To get to Chatham every summer from Leo’s home in Jonesville, NY would seem an easy 4-5 hour drive down the Mass Pike … NOT. Leo preferred the more “scenic” Rt. 2 route, thus a dawn-to-dusk adventure, children occupied with their License Plate Cards. When the canal bridge appeared, what joy! The return trip home included an annual stop at Quintal’s at the base of the Bourne Bridge, for many years the one time the entire family ate out – what a treat!!
Future rentals included numerous cottages in the Old Village: several on School St, one on Andrew Hardings Lane, the little Apple Cottage for many years. Then Little Beach thereafter. Leo & family became centered around the Andrew Hardings town landing, along with Pleasant Bay and North Beach, and Leo befriended the Height family – Mary, Molly, and Julian. Leo’s sailing, clamming, conversation, and invitation to join in with the family drew in many fellow travelers over the years. Treasured North Beach moments were the annual family “Shadow Picture” – Family Hoogenboom assembled in a row by age to cast a perfect shadow, picture capturing both family & shadow.
The Break changed everything at Andrew Harding’s landing – the Morris Island Causeway & Stage Harbor became the new summer water base, remaining so for every summer until Leo’s last in August 2024. Stage Harbor, then and now, the most beautiful, wonderous harbor in the world.

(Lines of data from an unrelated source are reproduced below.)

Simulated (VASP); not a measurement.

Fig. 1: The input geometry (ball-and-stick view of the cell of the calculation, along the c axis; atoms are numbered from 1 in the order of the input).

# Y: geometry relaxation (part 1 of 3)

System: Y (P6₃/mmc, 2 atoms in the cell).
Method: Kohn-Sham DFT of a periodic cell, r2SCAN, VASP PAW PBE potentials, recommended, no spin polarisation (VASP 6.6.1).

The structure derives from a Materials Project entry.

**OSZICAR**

Boats! So many boats. First came The Little Blue Rowboat, a simple plastic 6-foot shell, that Leo made oars and seating slats for. A perfect children’s boat for the Ridgevale Beach protected backwaters. Then in 1973 a Laser sailboat – Leo did not know how to sail, a minor detail. He & family learned quickly. A small 12’ rowboat + 7 ½ HP Elgin outboard was added to the fleet, replaced in 1977 by a new 14’ Sturdee skiff powered over the years by an assortment of antique outboard motors that Leo (a master mechanic of any & all engines) restored & maintained, and finally in 1993 a brand new 15 HP Yamaha – reliable power at last! Then a derelict 10’ rowing dingy found on North Beach was transformed by Leo into a sailboat, the Nootedop (Dutch for “nutshell”). Thereafter another project building a small strip plank rowboat (with the strips PERFECTLY symmetrical on both sides of the hull). There were a few other “miscellaneous” boats built here and there as well. An Arey’s Pond 14’ catboat, the Ada (named after his beloved wife), arrived in 2003. Thereafter came his final addition, a 14’ Adirondack rowing skiff. The Sail + Motor + Row trilogy was now complete. So many Chatham memories with these boats at their center: young children playing with the little blue rowboat at Ridgevale Beach, Laser sailing on Pleasant Bay and Nantucket Sound, the Sturdee skiff to the outer beaches and fishing, the catboat loaded up with family and guests, and rowing with his beloved Ada. A special thank you to the Pease Boat Yard, always accommodating and assisting Leo with repair & maintenance of the fleet. And finally, if you are playing Chatham trivia and get the question “Has anyone ever gotten fined for sailing their Laser to close to the (federally protected) seals?”, why yes, that would be Leo.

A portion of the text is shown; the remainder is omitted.